Located on the southeast coast of China, Quanzhou in Fujian Province was a major international trade port in China 1,000 years ago. Today, with the Belt and Road Initiative in full swing, the city, the starting point of the ancient Maritime Silk Road, is back in the limelight, playing an important role in connecting China with the rest of the world.
Being a large international port, Quanzhou is home to a huge number of Chinese who have gone abroad and can be tracked to more than 130 countries and regions around the globe. Their passion for their hometown's development is reflected in their investments in local factories and schools, charity donations and public welfare projects. They serve as an important driving force for local economic and social development, while acting as a bridge between Quanzhou and the wider world.
Quanzhou is also known for its thriving private economy. The past four decades have seen the birth of tens of thousands of private businesses and hundreds of famous brands. Today, the city boasts five industrial clusters: textiles and garments, footwear, petrochemicals, machinery equipment, building materials and home furnishings. Private businesses account for more than 90 percent of local businesses, with more than 100 companies listed at home and abroad. The city is now known as the capital of footwear, resin crafts and stone sculptures.

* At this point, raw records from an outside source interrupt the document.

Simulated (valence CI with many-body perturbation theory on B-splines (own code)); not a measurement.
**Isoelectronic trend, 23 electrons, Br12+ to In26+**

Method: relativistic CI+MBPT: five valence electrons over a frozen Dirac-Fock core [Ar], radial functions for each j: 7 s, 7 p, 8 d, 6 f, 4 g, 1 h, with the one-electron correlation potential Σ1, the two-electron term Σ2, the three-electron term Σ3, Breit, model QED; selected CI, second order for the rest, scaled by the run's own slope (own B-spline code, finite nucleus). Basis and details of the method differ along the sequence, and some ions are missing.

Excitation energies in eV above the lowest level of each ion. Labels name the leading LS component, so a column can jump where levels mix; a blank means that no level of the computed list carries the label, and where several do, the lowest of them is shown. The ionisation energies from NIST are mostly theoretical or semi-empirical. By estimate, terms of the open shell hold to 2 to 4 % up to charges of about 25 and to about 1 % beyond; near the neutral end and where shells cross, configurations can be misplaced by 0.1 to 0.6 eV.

The Quanzhou model of privately run businesses playing a dominant role and light industry clustering is undoubtedly a success story of local economic development.
Quanzhou's development was once hindered by low road density, a shortage of expressways and insufficient seaport and airport throughput. Since the launch of the Belt and Road Initiative, consisting of the land-based Silk Road Economic Belt and the 21st-Century Maritime Silk Road, in 2013, the city has continuously increased investment in its sea, land and air transport infrastructure to enhance connectivity.
With overseas Chinese native to Quanzhou serving as a natural bridge linking Quanzhou and other countries participating in the 21st-Century Maritime Silk Road, along with an improved transportation infrastructure bolstering Quanzhou's further opening up, the city's vision of becoming a pioneer in advancing this initiative is turning into reality.
Quanzhou is also a charming place, recognized as a garden city, thanks to its sustained attention to environmental pre-servation. All things considered, it is a telling example of China's externally oriented ancient cities that have remained beacons of progress in the tide of development in modern times.